The ideal human being, the complete human being, is the one who interiorizes, absorbs in her innards, the suffering of another…in such a way that this interiorized suffering becomes a part of her, is transformed into an internal principle, the first and the last, of her activity. Mercy, as re-action, becomes the fundamental action of the total human being. Thus, this mercy is more than just one phenomenon in human reality among many. It directly defines the human being. To be sure, mercy does not suffice to define Jesus: He is a being of knowing, hoping, and celebrating, as well. On the other hand, it is absolutely necessary that mercy come into his definition. For Jesus, to be a human being is to react with mercy. Without this reaction, the essence of the human is vitiated in its root, as occurred with the priest and the Levite who “saw him and went on.” . . .

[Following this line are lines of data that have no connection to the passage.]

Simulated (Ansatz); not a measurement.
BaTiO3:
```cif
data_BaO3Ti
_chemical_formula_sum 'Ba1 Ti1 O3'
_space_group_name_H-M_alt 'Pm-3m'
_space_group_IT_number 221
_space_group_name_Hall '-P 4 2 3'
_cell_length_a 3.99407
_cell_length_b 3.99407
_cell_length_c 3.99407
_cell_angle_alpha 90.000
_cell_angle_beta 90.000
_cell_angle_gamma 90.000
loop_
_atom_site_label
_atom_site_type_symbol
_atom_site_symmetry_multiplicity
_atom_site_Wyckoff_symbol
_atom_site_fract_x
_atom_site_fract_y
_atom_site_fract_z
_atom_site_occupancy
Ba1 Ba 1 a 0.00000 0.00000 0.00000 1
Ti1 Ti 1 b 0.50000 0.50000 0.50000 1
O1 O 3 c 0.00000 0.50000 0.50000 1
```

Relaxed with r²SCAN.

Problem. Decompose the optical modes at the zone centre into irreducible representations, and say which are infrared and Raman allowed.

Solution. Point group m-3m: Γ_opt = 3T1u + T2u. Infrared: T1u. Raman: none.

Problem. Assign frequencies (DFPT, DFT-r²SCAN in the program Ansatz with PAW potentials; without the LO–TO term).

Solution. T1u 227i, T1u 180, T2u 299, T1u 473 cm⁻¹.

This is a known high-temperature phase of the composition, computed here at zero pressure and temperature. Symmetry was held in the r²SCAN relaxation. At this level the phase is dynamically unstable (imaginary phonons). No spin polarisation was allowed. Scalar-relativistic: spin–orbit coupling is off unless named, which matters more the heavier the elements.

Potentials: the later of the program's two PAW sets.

Mercy, then, is the first thing and the last. It is more than a categorical practice of the “works of mercy.” True, the practice of mercy can and ought to include these works. But mercy itself is something far more radical. Mercy is a basic attitude toward the suffering of another, whereby one reacts to eradicate that suffering for the sole reason that it exists, and in the conviction that, in this reaction to the ought-not-be of another’s suffering, one’s own being, without any possibility of subterfuge, hangs in the balance.”
Responding to the scribes, Jesus made the claim that “the Human One” has the authority to forgive sins (Mt 9:5-6), causing a stir in the crowd who “glorified God, who had given such authority to human beings” (9:8).
To go and learn mercy is to go and learn to be fully human. Jesus’ healing actions were not only illustrations of the teaching he had done on the Sermon on the Mount, they were a revelation of what it looks like to be fully human. They transgressed traditional social boundaries, proving that human beings had a divine right to set alternative boundaries to the ones set by the Domination System. They were, in the end, illustrations of the power of the divine gift (in Jesus, and then to his followers) to interiorize oneself the suffering of another. May we become such a people of mercy, that we can interiorize in us the suffering of others in such a way that this interiorized suffering becomes a part of who we are and is transformed into an internal principle, the first and the last, of our activity.